I mean, apparently not EVERYbody…
An adaptation of the medieval morality play Everyman, which we’re told (we are constantly being told things) was itself actually a refitting of a Dutch work … which was based on an even older Buddhist story, Everybody, going on now until November 17 at the Shakespeare Theatre Company, is about death, life, god, the afterlife, and lots and lots of balloons. You might say it’s full of hot air, because frankly, for a show entirely focused on mortality and how everything gets stripped away, it seems in love with the bells and whistles.
Written by Branden Jacob-Jenkins and directed here by Will Davis, Everybody opens with an usher (Yonatan Gebeyehu) giving the audience a well-deserved “turn off your cell phones, unwrap your candy” warning. Don’t get too comfy though, because five minutes later the usher is rolling his eyes back in his head and channeling God, conversing with Death (Nancy Robinette) and ordering her to bring him Everybody so he can get an accounting of human beings and the mess we’ve made of life on Earth.
Five members of the cast, we’re told (stop telling us things!), hold a nightly lottery on stage to see who will wind up playing Everybody. The other four play Friendship, Kinship, Cousin, and Possessions, who all in their turn refuse to join Everybody on their journey beyond the veil. (Why even ask Possessions? Literally everyone knows you can’t take it with you.) The rotating quintet, with its mix of races and genders, is supposed to give a flexible take on what it means to represent all of humanity, with the added bonus of inconveniencing five actors with the burden of learning five roles each. Every night is a different show, which is cool, though once you’re locked into a particular casting, you can’t help but wonder what the other performers would have done with certain positions. Ah well.
The problem is that in a medieval morality play or a Buddhist fable, there’s a clear message to be had about living one’s life. Jacob-Jenkins, a playwright whose work has impressed me less than it has the people who award Pulitzer Prizes or MacArthur “genius” grants, has a very 21st century lack of interest in sermonizing. That’s generally a good thing, but this play’s endless philosophical examinations practically beg for lessons. When the usher comes back in at the end to tie a little bow on things, it feels like a less clever, not-as-funny version of the denouement of Monty Python’s Meaning of Life, where the answer is handed to us in an envelope by someone named Bridgette.
Anyone lived in a pretty how town, as e.e. cummings said, but Everybody lives up its own ass. Any given season of The Good Place has provided a better interrogation of the afterlife and the metaphysics of mortality.

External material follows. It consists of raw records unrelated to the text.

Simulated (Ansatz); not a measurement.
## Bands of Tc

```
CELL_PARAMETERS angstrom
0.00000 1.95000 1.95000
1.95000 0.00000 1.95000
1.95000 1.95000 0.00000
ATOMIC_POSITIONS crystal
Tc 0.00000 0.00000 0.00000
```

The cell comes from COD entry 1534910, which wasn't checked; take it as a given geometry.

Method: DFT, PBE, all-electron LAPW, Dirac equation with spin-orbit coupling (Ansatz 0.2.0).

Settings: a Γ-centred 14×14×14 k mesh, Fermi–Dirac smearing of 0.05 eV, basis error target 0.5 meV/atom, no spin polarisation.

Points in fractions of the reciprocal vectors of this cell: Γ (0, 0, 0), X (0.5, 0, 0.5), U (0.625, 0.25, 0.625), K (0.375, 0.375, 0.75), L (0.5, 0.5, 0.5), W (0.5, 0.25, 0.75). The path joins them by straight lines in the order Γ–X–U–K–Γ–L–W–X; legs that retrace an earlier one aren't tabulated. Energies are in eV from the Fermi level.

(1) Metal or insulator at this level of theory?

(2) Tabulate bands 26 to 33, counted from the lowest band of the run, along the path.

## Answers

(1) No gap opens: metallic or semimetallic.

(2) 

By far the best part of this show is when Arnulfo Maldonado’s set impressively breaks away into emptiness, and there’s an eerie, beautiful danse macabre with balloon-animal skeletons. It’s classical, it’s an easily digested metaphor, and it’s a gripping visual. But perhaps it’s also just a relief for everyone to shut up for minute.
At one point, in one of several break-the-fourth-wall moments, a confused character said they usually like the kind of shows that go on here (meaning Shakespeare Theatre), but this one wasn’t doing it for them. There was a cold-hearted smattering of applause.